The world of Music Theatre has witnessed several generations of performers tread the coveted boards of Australian theatre and lays claim to some amazing talent, many of whom have experienced international success. Currently, we are blessed with having five Performing Arts institutions of note, that been churning out over 100 new professional performers each year. Unfortunately, while there seems to be no slowing down in terms of the scale talent being developed and ready for work, the number of professional productions required to maintain this available workforce has not kept pace, resulting in a saturation of music theatre performers who find themselves unable to claim musical theatre as their main source of income.

It’s harder than before to get one foot into the audition room, let alone pick up a featured role and so it’s proving difficult for a new generation of performers to make their way to the front of the stage. That said however, the new “up and coming” generation is definitely not giving up without a fight and several productions have popped up across Australia, which specifically cater to this glut of talent.  In response to the distinct lack of opportunity available for these performers, some of these productions have been written by young people, for young people.  Even mega musicals such as the new Australian tour of Les Miserables have resisted the urge to cast more well known performers and have created more opportunities for our younger, fresh faced artists.
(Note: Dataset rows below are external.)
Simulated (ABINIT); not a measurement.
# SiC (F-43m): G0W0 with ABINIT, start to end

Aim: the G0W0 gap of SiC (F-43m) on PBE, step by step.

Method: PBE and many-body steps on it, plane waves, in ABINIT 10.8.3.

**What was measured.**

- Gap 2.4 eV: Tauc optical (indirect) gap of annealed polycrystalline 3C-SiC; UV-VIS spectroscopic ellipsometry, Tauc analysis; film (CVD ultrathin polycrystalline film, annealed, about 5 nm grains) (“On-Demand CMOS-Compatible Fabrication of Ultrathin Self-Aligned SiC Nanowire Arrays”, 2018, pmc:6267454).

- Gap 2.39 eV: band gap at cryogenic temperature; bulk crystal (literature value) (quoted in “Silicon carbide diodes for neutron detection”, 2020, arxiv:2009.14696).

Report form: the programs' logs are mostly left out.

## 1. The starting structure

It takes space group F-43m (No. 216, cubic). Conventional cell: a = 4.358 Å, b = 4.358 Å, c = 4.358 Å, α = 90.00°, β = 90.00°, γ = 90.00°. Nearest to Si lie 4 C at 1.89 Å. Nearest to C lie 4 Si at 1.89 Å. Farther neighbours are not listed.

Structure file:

Enter from stage left, Emily Langridge, a graduate from the 2012 WAAPA class and a performer that has made absolute leaps and bounds in her already blossoming career. Brisbane born and bred, Emily studied at the Australian Dance Performance Institute before being accepted into the Western Australian Academy of Performing Arts in 2010.

Since graduation, Emily has been featured in Gypsy, Pirates of Penzance, both with the Production Company and also new Australian works such as Matthew Robinson’s Atlantis and most recently Playground, written by 2013 Short + Sweet winner, Nick Hedger. However, it was during the run of Gypsy that Emily’s career took an exhilarating turn when she was cast in the role of Cosette in the new Australian tour of Les Mis.

It was not always an assured road to success for Emily, who went through the same thought processes as many new graduates – A fear of constant rejection and the catch 22 situation of establishing a name for herself before being offered substantial roles. Emily differs from most in her position and constantly maintains a positive, yet realistic outlook. In her preparation, she places importance on knowing where she excels and maintains utmost confidence in those strengths. When asked about who inspires her, Emily argued that she is more inspired by people’s attitudes and work ethic than by their careers.

“I find Lucy Durack amazing, she is the kindest soul and so ridiculously hardworking… anyone can be well trained and have that natural talent, but if you’re a good person and good to other people that to me is the most inspiring.”

Being a recent graduate herself, Emily is the first to admit what a strange transitional time it can be moving from the safety of school into the brutal world of auditions and employment. Her advice to budding performers is that consistent training is absolutely paramount, and to keep up this rigor after graduation.

“In this industry, it is so easy to become weighed down by all the pressure and rejection so you have to stay motivated and focused; always remember why you began the path that you are on and constantly remind yourself why you started. When it comes to auditions, don’t take it personally because you’ll only end up feeling disappointed. “Auditions aren’t the crutch of your existence, life goes on.”

While dealing with rejection is important, she believes that the most important advice that she can offer is – “Be nice to everyone involved, because it is so much easier to get by if you’re kind.”

Looking to the future, Emily is featuring in DreamSong, a new musical written by Hugo Chiarella and Robert Tripolino as part of the Melbourne Comedy Festival and eagerly awaiting rehearsals for Les Miserables to start in May this year.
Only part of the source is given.